Notice of Pre-AIA or AIA Status
The present application, filed on or after March 16, 2013, is being examined under the first inventor to file provisions of the AIA .
Information Disclosure Statement
The information disclosure statements (IDS) submitted on March 8, 2023 and April 11, 2024 are in compliance with the provisions of 37 CFR 1.97. Accordingly, the information disclosure statements are being considered by the examiner.
Specification
The disclosure is objected to because of the following informalities: Page 5, lines 24-25 reads "Then the first score corresponding to the first one of the prompt vectors is determined based om the difference, which is not limited in the disclosure" but should read “Then the first score corresponding to the first one of the prompt vectors is determined based on the difference, which is not limited in the disclosure.”
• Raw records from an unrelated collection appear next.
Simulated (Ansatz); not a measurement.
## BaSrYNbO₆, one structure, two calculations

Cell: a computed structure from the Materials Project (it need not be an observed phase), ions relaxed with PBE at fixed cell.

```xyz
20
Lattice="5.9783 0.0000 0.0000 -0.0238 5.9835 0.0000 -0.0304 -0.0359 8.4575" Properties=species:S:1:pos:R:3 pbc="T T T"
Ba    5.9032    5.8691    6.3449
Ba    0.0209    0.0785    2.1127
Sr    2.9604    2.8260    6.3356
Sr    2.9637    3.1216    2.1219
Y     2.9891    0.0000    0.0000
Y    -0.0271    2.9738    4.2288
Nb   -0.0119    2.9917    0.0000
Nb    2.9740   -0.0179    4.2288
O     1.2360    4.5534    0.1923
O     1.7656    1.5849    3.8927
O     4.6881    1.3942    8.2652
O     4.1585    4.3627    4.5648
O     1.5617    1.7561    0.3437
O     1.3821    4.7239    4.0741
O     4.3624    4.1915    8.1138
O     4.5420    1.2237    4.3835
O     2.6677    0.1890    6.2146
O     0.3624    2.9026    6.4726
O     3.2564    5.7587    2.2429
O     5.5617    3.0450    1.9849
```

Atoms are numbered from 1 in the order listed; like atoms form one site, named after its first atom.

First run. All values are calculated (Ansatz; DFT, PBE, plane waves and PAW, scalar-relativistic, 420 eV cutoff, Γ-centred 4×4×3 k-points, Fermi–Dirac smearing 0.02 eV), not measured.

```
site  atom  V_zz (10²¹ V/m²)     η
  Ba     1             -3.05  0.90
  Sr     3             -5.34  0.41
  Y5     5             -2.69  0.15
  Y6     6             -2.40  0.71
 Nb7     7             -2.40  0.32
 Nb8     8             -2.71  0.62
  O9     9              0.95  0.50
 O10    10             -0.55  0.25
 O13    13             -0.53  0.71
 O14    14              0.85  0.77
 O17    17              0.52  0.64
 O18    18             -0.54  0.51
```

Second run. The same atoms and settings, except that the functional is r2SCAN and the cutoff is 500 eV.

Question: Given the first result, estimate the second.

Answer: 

Appropriate correction is required.
Claim Rejections - 35 USC § 112(a)
The following is a quotation of the first paragraph of 35 U.S.C. 112(a):
(a) IN GENERAL.—The specification shall contain a written description of the invention, and of the manner and process of making and using it, in such full, clear, concise, and exact terms as to enable any person skilled in the art to which it pertains, or with which it is most nearly connected, to make and use the same, and shall set forth the best mode contemplated by the inventor or joint inventor of carrying out the invention.
The following is a quotation of the first paragraph of pre-AIA 35 U.S.C. 112:
The specification shall contain a written description of the invention, and of the manner and process of making and using it, in such full, clear, concise, and exact terms as to enable any person skilled in the art to which it pertains, or with which it is most nearly connected, to make and use the same, and shall set forth the best mode contemplated by the inventor of carrying out his invention.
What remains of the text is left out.